# Selecting between models.
---
Jose Miguel Contreras Mantilla

Undergraduate Math Student, Universidad Nacional de Colombia.

Mathematics for Machine Learning.

---


In thi notebook we will work with the datasets from:

https://archive.ics.uci.edu/ml/datasets/banknote+authentication

https://archive.ics.uci.edu/ml/datasets/Occupancy+Detection+

And will try to select a learning model between a set of 4 or 5 five of them, which we hope, is the best to solve each problem. Finally we will test our selected Model.

First we import the libraries we will use.

In [1]:
# Basic libraries.
import numpy as np
import pandas as pd
import zipfile
from pathlib import Path
import urllib.request
import numpy as np
from datetime import datetime

# Optimization
from scipy.optimize import linprog

# Machine Learning Models and Metrics.
from sklearn.cluster import KMeans
from sklearn.metrics import confusion_matrix
from sklearn.metrics import accuracy_score
from sklearn.model_selection import train_test_split
from sklearn.datasets import load_digits
from sklearn.linear_model import Perceptron
from sklearn import svm
from sklearn import neighbors
from sklearn import tree

# Visualization libraries.
import seaborn as sns
import matplotlib.pyplot as plt
from matplotlib import style
style.use('ggplot')
import plotly.express as px
from plotly.offline import plot
from plotly.subplots import make_subplots

Then we save the data from the two problems we want to check, and split it between different kind of sets. Here we will consider three type of sets for boh problems: 
* A training set: We will use the data from this set to train our models. (All models will use this set)
* A first test set: We will use the data from this set to compare the accuracy of our different models. (All models will use this set)
* A second test set: We will use the data from this set to check the accuracy of the model we selected using the information of the previous test. Only one model will use this data in each problem.

In [2]:
df = pd.read_csv("https://archive.ics.uci.edu/ml/machine-learning-databases/00267/data_banknote_authentication.txt", 
                 sep = ',', 
                 header = None, 
                 names=["variance_of_Wavelet","skewness_of_Wavelet",
                        "curtosis_of_Wavelet","entropy",
                        "class"],
                 thousands = ',')
variables=["date","temperature", "curtosis_of_Wavelet","entropy"]

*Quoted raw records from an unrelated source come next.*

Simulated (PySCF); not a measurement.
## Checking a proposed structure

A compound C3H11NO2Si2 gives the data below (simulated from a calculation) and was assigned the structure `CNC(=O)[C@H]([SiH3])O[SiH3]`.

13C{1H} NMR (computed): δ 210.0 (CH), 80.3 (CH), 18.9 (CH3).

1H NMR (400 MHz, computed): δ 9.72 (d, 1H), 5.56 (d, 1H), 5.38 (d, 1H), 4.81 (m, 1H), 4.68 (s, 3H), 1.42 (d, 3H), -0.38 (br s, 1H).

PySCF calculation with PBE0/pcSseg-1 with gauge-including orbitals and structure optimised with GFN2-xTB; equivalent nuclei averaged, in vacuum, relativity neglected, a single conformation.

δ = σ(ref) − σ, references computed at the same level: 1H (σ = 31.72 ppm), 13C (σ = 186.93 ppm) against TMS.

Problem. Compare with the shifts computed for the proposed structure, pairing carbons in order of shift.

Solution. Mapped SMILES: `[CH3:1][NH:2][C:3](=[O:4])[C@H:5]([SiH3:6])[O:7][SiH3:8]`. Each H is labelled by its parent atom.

train_set_df, test_set_df= train_test_split(df, test_size=0.3,random_state=42)

test_set_df1,test_set_df2=train_test_split(test_set_df,test_size=0.5,random_state=42)

#Definition of the features X and the labels y for training
X=train_set_df[['variance_of_Wavelet', 'skewness_of_Wavelet', 'curtosis_of_Wavelet','entropy']]
y=train_set_df["class"]
#df.keys()

 #Definition of the features X_test and the labels y_test for testing 1
X_test1=test_set_df1[['variance_of_Wavelet', 'skewness_of_Wavelet', 'curtosis_of_Wavelet','entropy']]
y_test1=test_set_df1['class']

X_test2=test_set_df2[['variance_of_Wavelet', 'skewness_of_Wavelet', 'curtosis_of_Wavelet','entropy']]
y_test2=test_set_df2['class']


In [6]:
dateparse = lambda x: datetime.strptime(x, '%Y-%m-%d %H:%M:%S')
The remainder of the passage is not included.